Learnings from a night when Emmanuel Faber, Chairman & CEO of Danone, and Andrew Kassoy, co-Founder of B Lab, came together to discuss the opportunity that the Sustainable Development Goals and the B Corp Movement has on influencing business and the world
‘There is only one rule: if you have a question, you are only allowed to use a maximum of seven words.’
This was the task that the audience in the SDG House at the Royal Tropical Institute in Amsterdam received, which resulted in questions such as: ‘How do we change finance?’ and ‘Link SDG and the B Lab to doughnut.’ Emmanuel Faber, Chairman & CEO of Danone, and Andrew Kassoy, co-Founder of B Lab, came together to discuss the opportunity that the Sustainable Development Goals and the B Corp Movement has on influencing business and the world. They talked about the importance of self-awareness for leaders, the challenges all organizations face in the next twelve years and the status of the economy and capitalism with regard to these new challenges.
Both Emmanuel Faber and Andrew Kassoy were very clear: There is an imbalance between private equity and public necessity and this results in a capitalist society where people do not trust their government, their bosses and their employees.

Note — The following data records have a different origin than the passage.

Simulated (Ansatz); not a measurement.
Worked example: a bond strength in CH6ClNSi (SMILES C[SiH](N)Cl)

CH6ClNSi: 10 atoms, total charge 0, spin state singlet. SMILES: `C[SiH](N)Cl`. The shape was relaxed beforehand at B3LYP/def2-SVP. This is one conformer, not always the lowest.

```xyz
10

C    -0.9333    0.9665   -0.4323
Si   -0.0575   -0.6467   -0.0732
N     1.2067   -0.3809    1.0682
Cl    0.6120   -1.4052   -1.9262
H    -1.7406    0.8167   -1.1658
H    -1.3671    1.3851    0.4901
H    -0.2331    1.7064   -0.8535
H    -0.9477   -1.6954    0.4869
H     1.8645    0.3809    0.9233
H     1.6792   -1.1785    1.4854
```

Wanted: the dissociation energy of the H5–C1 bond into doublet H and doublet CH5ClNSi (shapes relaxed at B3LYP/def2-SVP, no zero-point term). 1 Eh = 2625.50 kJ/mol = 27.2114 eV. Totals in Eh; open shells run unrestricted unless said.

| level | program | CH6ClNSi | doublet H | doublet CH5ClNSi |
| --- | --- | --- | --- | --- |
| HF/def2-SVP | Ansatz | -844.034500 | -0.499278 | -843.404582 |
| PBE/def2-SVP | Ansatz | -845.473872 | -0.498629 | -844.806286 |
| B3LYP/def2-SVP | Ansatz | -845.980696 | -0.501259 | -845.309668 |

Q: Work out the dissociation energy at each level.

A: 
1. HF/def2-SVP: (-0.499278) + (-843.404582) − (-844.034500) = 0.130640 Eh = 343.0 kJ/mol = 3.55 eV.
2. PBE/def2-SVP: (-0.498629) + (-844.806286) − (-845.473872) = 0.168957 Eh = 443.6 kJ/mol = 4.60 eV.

Kassoy: “We need a new operating system of capitalism in which we do not act from a shareholder primacy and focus on what maximizes profit but on what is right. Economics is not about finance, it’s fundamentally about people. We cannot take and take and then decide ‘to give back’, this does not solve any problems in a restorative, regenerative and sustainable way. The richest 42 people still own 50% of the total wealth on earth. Social justice is the only current goal of economy. Changing finance is, in the end, changing ourselves.” Kassoy shares his vision without trying to sugarcoat the truth. His honest and direct message remind me again of what is actually going on right now. It’s easy to get lost in everyday life but Kassoys message wakes me up again and challenges me to really rethink the way we are trying to create change. Are we setting our ambitions high enough? Am I?
Emmanuel Faber shared some personal insights about what it takes to be a leader in an organization that is taking steps towards change. He describes that travelling to a small village five hours away from Bangladesh and talking to the local villagers gave him fundamental insights about the project and products he was working on, insights that challenged everything he thought was the right thing to do before. To him, this self awareness is one of the most important aspects of being a leader: “Self awareness sometimes comes in the form of a lesson you do not want to be taught but somehow, you still listen because you know it’s important. When you are not self aware, you cannot transmit things you find important onto others because you are not aware of them.”
This personal story stayed with me throughout the evening. It reminded me of how we at Innate Motion immerse ourselves in a variety of cultures and try to understand why people do what they do, what moves them and what drives them. It was inspiring to see Faber in a vulnerable position; something not a lot of business leaders dare to show.
Both are focused on connecting the Sustainable Development Goals to organizations and to the B Lab specifically. The SDG’s are primarily government-focused and even after translating them to business questions, facing these challenges can seem daunting. Questions from the audience mirror this challenge: ‘How can I, as a millenial, relate to this huge project?’ ‘How can we create fast, but also substantial and long lasting change?’ The answer of Faber is clear: “We do not know how fast things will proceed, but if we don’t try, we will not succeed.
The night ended with Faber talking about how he tries to connect with his fears when he is making a decision. This resonated with me on a fundamental level. As someone who is just starting in the business sector, I am constantly plagued by fears and insecurities. Am I knowledgeable and experienced enough to have an opinion on this discussion? How can I contribute while I still have so much to learn? These fears can be stifling but Faber challenged me to not be halted by my fears, but to examine them instead. Being afraid is part of being human. What does this fear say about me? How can I turn my fear into energy in order to contribute to making business a force for good?